I intend to present a step by step description of the proper execution of the technique but first I feel it necessary, after reading a most entertaining recent thread here on the definition of A TURN, to clarify how I’ll be using the term in this presentation. My personal premise is that a turn represents one complete arc, and that the beginning, end, and shape of a turn is solely identified by the direction of travel of the skis. The brief moment in which edges are disengaged and CM passes through neutral represents the transition period between separate turns and that transition can happen at any orientation to the fall line depending on the characteristics of the slope and intent of the skier.

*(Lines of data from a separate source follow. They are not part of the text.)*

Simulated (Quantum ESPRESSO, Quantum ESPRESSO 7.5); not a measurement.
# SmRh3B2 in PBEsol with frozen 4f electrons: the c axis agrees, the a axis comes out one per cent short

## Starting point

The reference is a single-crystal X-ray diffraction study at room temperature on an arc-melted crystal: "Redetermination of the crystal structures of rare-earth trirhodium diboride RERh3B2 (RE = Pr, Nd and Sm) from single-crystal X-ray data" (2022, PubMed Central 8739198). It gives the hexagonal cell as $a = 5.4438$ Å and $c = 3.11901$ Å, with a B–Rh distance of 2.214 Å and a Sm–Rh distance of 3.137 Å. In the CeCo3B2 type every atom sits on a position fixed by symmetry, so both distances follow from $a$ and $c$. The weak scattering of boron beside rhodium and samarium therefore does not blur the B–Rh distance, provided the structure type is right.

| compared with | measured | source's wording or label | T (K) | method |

With that in mind, the description:
· Skier is in the final phase of a carved turn, approaching turn completion. Skis are on their highest edge and CM is at its lowest and innermost point. The pelvis is at its most countered position and the inside foot is correspondingly at its most forward in relation to the outside foot orientation. The effect of centrifugal force and gravitational force (the turning forces) on the skier are at their greatest. The outside leg is extended, the inside leg is flexed, and the majority of the resistance of turning forces is being accomplished by the outside ski/foot. The primary point of pressure (the balance point) is the inside edge of the outside ski.
· To finish the prior turn and initiate the movement sequence that will take the skier through the transition period and into the start of the new turn the skier begins inside leg extension.
· As the inside leg extends the primary point of pressure (POP) is transferred from the inside edge of the old outside ski to the outside edge of the old inside (new outside) ski. This moves POP closer to CM which immediately alters the balance equation in the favor of the turning forces and allows those forces to drive CM back toward neutral (back over the feet). This flattens the skis, disengages the edges and brings the prior turn to a completion.
· This force driven movement of CM combined with the extension of the inside leg creates a lateral pendulum movement pattern of CM with pendulum anchor (swing point) located between the skiers feet. Simultaneously a rotational movement pattern occurs in the pelvis. As the forces drive CM back over the feet the pelvis recovers from its countered position and returns to join CM at a neutral orientation.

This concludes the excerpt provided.